The requisite archival footage from performances, tours and home movies makes an appearance alongside some kooky animation that was used to illustrate key points in Jack White and The Edge’s histories. “I wouldn’t have dared do that 10 years ago,” Guggenheim admits. “But documentaries are evolving more these days. It’s not necessarily about accurate truth; it’s about human truth. If you feel like you’re telling that story of Jack White in his bedroom with drum sets and can animate it in a way that feels truthful in a human way, the audience can absorb that information and understand Jack better.”

Ramble On

That was all part of the production team’s decision to let the story tell them how it needed to be told, so many of the film’s most memorable moments weren’t planned. “The most important thing for us was to capture the truth of these human beings who are so brilliant,” Navarro says. “We’ve all seen those prefabricated scenarios – we wanted to create more of an honesty to this film. So everything’s transparent. The only effect was putting these people together and allowing the audience to watch.”

Roland puts it another way: “When we roll the camera, we don’t know what’s going to happen, so I need to be ready to discover the jewel that can be hidden within the circumstances of a scene and not let technical issues trump the moment” he says. “Stylistically, I like to allow the story and situation to speak to me in some way, so a style can develop organically.”

This mix-and-match mentality meant that the shooters’ gear list rivaled that of The Edge, whose own amazing array of effects pedals and other equipment makes a notable appearance in the film.

“Sixteen millimeter was our first choice for most shooting and we also carried a VariCam for when we needed more runtime or another angle of something and didn’t have another 16 mm body,” Roland reports back of the film’s location shoots. “I use an adapter for the PL mount 16 mm cameras, which allows me to use Canon high definition B4 mount lenses on 16 mm cameras.”
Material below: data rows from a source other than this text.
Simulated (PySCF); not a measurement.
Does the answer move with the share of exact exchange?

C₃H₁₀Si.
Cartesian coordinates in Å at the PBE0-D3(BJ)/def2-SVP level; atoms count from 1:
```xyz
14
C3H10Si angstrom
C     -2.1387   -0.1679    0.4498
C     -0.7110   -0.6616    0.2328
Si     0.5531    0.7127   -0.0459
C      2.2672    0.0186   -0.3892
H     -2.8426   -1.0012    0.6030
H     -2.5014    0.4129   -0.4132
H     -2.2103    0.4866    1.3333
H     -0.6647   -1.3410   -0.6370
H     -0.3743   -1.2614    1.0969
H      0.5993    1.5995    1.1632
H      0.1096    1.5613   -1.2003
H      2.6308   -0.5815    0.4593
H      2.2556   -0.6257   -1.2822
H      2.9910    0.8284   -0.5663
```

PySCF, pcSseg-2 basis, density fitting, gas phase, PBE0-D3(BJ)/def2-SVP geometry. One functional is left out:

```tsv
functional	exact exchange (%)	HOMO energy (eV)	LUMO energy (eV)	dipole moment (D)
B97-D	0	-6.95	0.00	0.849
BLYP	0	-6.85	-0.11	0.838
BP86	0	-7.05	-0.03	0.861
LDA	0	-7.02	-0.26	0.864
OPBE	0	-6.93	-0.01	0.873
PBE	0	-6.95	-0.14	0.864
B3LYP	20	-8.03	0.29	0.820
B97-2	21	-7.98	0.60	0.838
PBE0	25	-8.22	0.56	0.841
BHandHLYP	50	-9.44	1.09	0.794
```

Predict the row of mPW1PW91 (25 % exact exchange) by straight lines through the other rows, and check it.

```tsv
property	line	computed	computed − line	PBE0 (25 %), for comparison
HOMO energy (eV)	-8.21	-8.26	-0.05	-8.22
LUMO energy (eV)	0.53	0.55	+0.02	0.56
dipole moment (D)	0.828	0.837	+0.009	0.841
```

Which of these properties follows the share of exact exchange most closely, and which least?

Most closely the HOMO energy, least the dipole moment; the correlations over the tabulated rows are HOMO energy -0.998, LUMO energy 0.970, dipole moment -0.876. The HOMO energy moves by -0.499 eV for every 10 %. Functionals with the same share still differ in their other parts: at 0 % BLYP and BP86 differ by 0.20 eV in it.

Not only did the formats mix well, but also it made things easier for Roland to bounce between formats when pulling his own focus. “I usually carry two Canon HD lenses, a 22x telephoto, and an 11x wide-angle zoom,” he says. “Being familiar with a lens and how far or fast to turn the focus barrel becomes very important when you’re shooting something that won’t happen a second time.”

For the L.A. portion, when all three of the fret masters are gathered on the same soundstage, Navarro used five Sony F23 444 multi-frame rate cameras for the round robin. Also deployed were a mélange of Super 16 mm cameras – ARRI SRIII, ARRI 416, and Aaton – for stand-ups because of their cinematic feel, and a Sony HDW-F900 camera for ENG-style walking around shooting.

“The story or mood or scene you’re doing tells you what camera to pick up,” Guggenheim explains. “I hate when someone says, ‘This is the perfect camera. I’m never going to change.’ I think that’s bullshit! It’s the storytelling that tells you what to use.”

Salute Your Solution

Following the story as it transpired required the DPs to be ready for almost anything, and that’s one reason Chilcott and Guggenhein chose Roland. “Erich’s ability to listen and compose outweighs camera choice – and he continues to impress us no matter what format we choose,” Chilcott says. “He just slips in there and gets shots.” [Aside from the It Might Get Loud collaboration, Roland worked with Chilcott and Guggenheim to shoot President Barack Obama’s 10-minute film, A Mother’s Promise, for the Democratic National Convention.]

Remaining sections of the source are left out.